Duck Typing with C++ templates

So, folks, what is this Duck Typing thingy? Trusty wikipedia says: In duck typing, an object's suitability is determined by the presence of certain methods and properties (with appropriate meaning), rather than the actual type of the object. Let's take a look at a concrete example from a pet library of mine.

Often in code - especially often when logging stuff - you want to represent things as a string to be printed. A useful start is to use function overloading, mainly because there are some types of things that you cannot really extend. For example, you could have something like this:

    inline std::string as_string(const char* p)
    {
        return p ? p : "<nullptr>";
    }

    inline std::string as_string(bool value)
    {
        return value ? "true" : "false";
    }

    inline std::string as_string(int32_t number)
    {
        return string::format("%d", number);
    }

The nice thing of this is: you can type as_string(x) and for many things, you will get out a useful string representation without having to care what the actual object is.

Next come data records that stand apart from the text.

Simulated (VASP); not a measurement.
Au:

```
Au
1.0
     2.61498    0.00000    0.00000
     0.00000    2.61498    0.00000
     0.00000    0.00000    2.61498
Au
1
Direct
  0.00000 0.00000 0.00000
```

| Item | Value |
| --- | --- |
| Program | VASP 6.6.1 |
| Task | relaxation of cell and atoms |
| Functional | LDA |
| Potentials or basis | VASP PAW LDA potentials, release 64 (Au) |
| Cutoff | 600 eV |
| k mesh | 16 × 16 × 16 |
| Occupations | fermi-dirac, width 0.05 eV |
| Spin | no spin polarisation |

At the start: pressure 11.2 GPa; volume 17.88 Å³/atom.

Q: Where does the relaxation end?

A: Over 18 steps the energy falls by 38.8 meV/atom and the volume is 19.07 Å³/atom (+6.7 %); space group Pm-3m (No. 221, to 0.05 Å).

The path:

Enter objects. For many of these, the above approach will work as well:

    inline std::string as_string(const std::vector<std::string> v)
    {
        return string::format("vector<string> with %d objects", (int) v.size());
    }

    inline std::string as_string(const my_elaborate_class& c)
    {
        return string::format("my_elaborate_class at %p", &c);
    }

Now, maybe you want to have more information in as_string, and maybe you need to be able to access private data members of the objects. This can be solved by introducing a member function as_string, starting with this design:

    class foo
    {
    public:
        std::string as_string() const;
    };
    
    std::string as_string(const foo& x)
    {
        return x.as_string();
    }
    
    class bar
    {
    public:
        std::string as_string() const;
    };
    
    std::string as_string(const bar& x)
    {
        return x.as_string();
    }

This works only if you write separate as_string overloads for each class that implements as_string members, a rather pointless task. Nothing for us lazy programmer folk!

You could define an interface and force all objects to inherit it:

    interface can_be_represented_as_string
    {
        virtual std::string as_string() const = 0;
    };
    
    class foo : public can_be_represented_as_string
    {
        virtual std::string as_string() const override;
    };
    
    class bar : public can_be_represented_as_string
    {
        virtual std::string as_string() const override;
    };
    
    std::string as_string(const can_be_represented_as_string& something)
    {
        return something.as_string();
    }

OK, nice! Now you can throw almost anything at as_string, and get a string back. This works, but it requires you to define inheritance on all your objects, which is an eyesore and anyway may sometimes not be feasible, because you may have objects that you don't have control over (or you already have a large hierarchy of objects and people would complain if you'd start messing up their inheritances). Enter duck typing

As written at the beginning, in duck typing, an object's suitability is determined by the presence of certain methods and properties (with appropriate meaning), rather than the actual type of the object

Looking back where we started:

    class foo
    {
    public:
        std::string as_string() const;
    };
    
    class bar
    {
    public:
        std::string as_string() const;
    };

Both foo and bar are objects that have methods named as_string with appropriate meaning, but the types are different. What can we do about that? This:

    template <typename T> std::string as_string(const T& o)
    {
        return o.as_string();
    }

So this is a generic method that works because there are methods with the proper meaning - not because the type has inherited something special. Nice!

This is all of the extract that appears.